1. Though a person may be interested in the subject-matter of a suit in the trial court, which renders a judgment favorable to his interest, he is not a necessary party defendant in a writ of error to this court which assigns error on such judgment, where such interested person was not a party to the suit in the trial court at the time the judgment complained of was entered.
2. The defendant's amendment, setting up a former judgment between the parties or their privies, was not subject to any of the objections urged by the plaintiff.
3. Where a defendant files a plea of res adjudicata, he assumes the burden, and must show the truth to the court and jury; and where there is nothing in the record to show any admission by the plaintiff of the truth of the plea, the trial court could not, without proof, take judicial cognizance of the former judgment in another case between the parties and enter an order sustaining the plea and dismissing the case.
The exception here is to a judgment sustaining the defendant's plea of res adjudicata and dismissing the case.
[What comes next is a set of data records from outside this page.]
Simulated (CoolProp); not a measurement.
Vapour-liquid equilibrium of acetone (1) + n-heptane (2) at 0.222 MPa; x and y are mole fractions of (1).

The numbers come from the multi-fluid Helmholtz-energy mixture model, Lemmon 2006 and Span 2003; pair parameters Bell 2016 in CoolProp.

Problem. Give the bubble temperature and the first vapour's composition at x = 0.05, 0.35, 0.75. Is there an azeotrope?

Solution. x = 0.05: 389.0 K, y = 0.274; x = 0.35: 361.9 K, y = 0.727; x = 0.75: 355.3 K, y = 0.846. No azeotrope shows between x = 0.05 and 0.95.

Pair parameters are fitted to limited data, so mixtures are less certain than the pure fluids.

The petition as amended was a suit in equity, filed by Mrs. Josephine Salter on February 25, 1950, against Z. A. Littlejohn, Marshal of the City of Americus, S. R. Heys, as administrator of the estate of Arthur B. Salter, and Mrs. W. R. Drane, in three counts, wherein she sought to set aside and cancel certain tax deeds executed by the city marshal, conveying a life interest of the plaintiff in certain real estate; for a declaration of the right of the plaintiff to redeem the property; for a decree setting aside, on the ground of fraud, certain provisions of a court decree in favor of Arthur B. Salter, now deceased; and for other equitable relief, as well as to set aside a deed from Mrs. W. R. Drane to Arthur B. Salter.
1. The defendant in error, S. R. Heys, as administrator of the estate of Arthur B. Salter, has filed a motion to dismiss the writ of error because Mrs. Arthur B. Salter and Harry Kent Salter, heirs at law of Arthur B. Salter, are not parties to the writ of error; and the defendants in error being only nominal parties and having no substantial interest in the subject-matter of the litigation, a decision in this case would settle nothing as to the absent parties. The record shows that Mrs. Arthur B. Salter and Harry Kent Salter, though originally parties to this suit, were stricken from the case by the plaintiff before the court entered its order sustaining the plea of res adjudicata and dismissing the case.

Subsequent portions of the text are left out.